Opinion
February 8, 1936.
Frank T. Warburton, for the executors.
The personal claim of one of the executors has been satisfactorily proved and is allowed as scheduled. A decree may be submitted settling the account and including such claim as a valid claim against the assets of deceased as such assets are now scheduled.
The form of the account presented in this estate discloses that in addition to paying the personal claim of one of the executors, to whom at the time of his death deceased was indebted on a collateral note, the executors paid similar claims made by three other banks. The testimony elicited upon the hearing established that in each of the instances mentioned the respective bank held deceased's collateral note and that the collateral in each case was taken up by the executors by payment of the debt out of cash funds of the estate. That collateral in each instance is listed at full value in Schedule A of this account as property of the estate and the amounts of the respective debts are listed as debts of the estate. The effect of this method of accounting is to present a basis for charging commissions which requires comment.
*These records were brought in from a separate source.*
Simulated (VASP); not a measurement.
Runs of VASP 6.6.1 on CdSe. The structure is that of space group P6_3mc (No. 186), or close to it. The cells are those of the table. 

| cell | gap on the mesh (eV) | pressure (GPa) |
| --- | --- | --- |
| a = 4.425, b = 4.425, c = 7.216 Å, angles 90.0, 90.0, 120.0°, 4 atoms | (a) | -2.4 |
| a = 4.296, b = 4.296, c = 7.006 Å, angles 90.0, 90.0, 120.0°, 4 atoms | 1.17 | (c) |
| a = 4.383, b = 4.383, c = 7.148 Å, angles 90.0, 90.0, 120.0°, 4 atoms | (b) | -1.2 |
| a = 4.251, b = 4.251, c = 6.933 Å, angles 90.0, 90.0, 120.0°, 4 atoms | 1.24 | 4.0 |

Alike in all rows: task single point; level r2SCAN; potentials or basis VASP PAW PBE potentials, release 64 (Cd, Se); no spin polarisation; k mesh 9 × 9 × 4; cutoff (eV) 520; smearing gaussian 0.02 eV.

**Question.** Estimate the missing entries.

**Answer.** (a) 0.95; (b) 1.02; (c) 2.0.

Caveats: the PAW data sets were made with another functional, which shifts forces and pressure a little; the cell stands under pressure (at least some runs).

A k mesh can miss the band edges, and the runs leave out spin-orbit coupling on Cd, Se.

Indebtedness of decedents to others than the estate representative may be paid by fiduciaries without previous court scrutiny. In uncontested accountings this makes possible the concealed exaction of commissions not justly due if fiduciaries report their transactions with respect to debts secured by collateral as these fiduciaries have done here. In the case of banks and trust companies this court has felt that it could assume that honesty of accounting would be the standard and not the exception and that such honesty of report would be the willing objective of the fiduciary, not the compelled result of the fear of a check by the court for improper practice. The trust officers of financial institutions authorized to act as fiduciaries are not ignorant of the law governing commissions. They could not be ignorant in view of the importance of the question to them and of the number of decided cases on the subject. When, therefore, there emanates from a corporate fiduciary an accounting which is designed to enable it to obtain commissions to which it is not entitled the facts should be noted and the practice severely condemned. The individual executor is open to criticism here as well as the corporate fiduciary.
In Matter of Mercantile Trust Company ( 210 N.Y. 83) the Court of Appeals said in unmistakable language that only the equity in the collateral pledged by a deceased to secure his debt is to be considered in the computation of commissions. That case was decided in 1913. Apparently a new generation of trust officers, blind or indifferent to this rule of law, attempted in 1926 a raid upon an estate similar to that attempted in the Mercantile Trust case and in Farmers' Loan Trust Co. v. Turner ( 242 N.Y. 240) sought to defend a claim for commissions on the whole value of collateral deposited by deceased by the use of the scheme of paying the debt secured by collateral with cash from other estate funds and redeeming the collateral thereby. The court there said: "The plaintiff, as trustee, was entitled only to commissions on the testator's equity in the real or personal property received or paid out. It did not actually and in fact receive or pay out the amount of the mortgages. It is true that it did in form receive and pay out that amount but only in form. The testator at the time of his death did not own or have any interest in the real estate referred to, except his equity therein. The mortgages were owned and held by the trust company. It could not use the proceeds of the life insurance policy, augmented by contributions of the testator's children, to pay itself, and claim commissions thereon any more than it could, by taking sufficient of the proceeds of the purchase money received on the sale of the real estate, pay to itself a sum sufficient to discharge the incumbrances and claim commission therefor. It would, it seems to me, be a travesty on justice to hold that, by shifting money from one pocket and putting it into the other, such act constituted receiving and paying out within the meaning of the statute." (Italics not in original.)
Apparently undeterred by this ruling a similar attempt was made in 1932 in Matter of Mills ( 149 Misc. 389, 391) to obtain commissions not due. In the case last cited the testator had obtained loans, secured by collateral, in amounts exceeding $350,000. They were unpaid when he died. The executors paid off the loans and took up the collateral. Each of them claimed commissions on the whole value of the collateral. Two per cent of $350,000 is $7,000. The executors both corporate and individual each made the attempt to collect this excess sum. They were defeated by the vigorous objection of the special guardian appointed by this court. They appealed to the Appellate Division which unanimously affirmed this court. A further appeal was allowed to the Court of Appeals and the single question involved in that last appeal was the question of allowance of commissions on the full value of the collateral thus redeemed. The Court of Appeals affirmed the lower court ( 263 N.Y. 574). Since 1932 then there has been no basis for an honest claim for commissions on the full value of property pledged by a deceased to secure his debt unpaid when he died.
Now, in the 1936 current business of this court, two corporate fiduciaries are discovered within a single week to have presented separate accounts in this court unwarrantably seeking commissions on the full value of collateral on pledge at the time of deceased's death. Discovery in each case was due to the accident that in each case a fiduciary had to secure court approval of his own claim.
To reach and defeat this dishonorable practice this court must make further rules which will compel adherence to that course of conduct which alone is honest and which has been clearly, explicitly and repeatedly laid down for fiduciaries by the authorities cited.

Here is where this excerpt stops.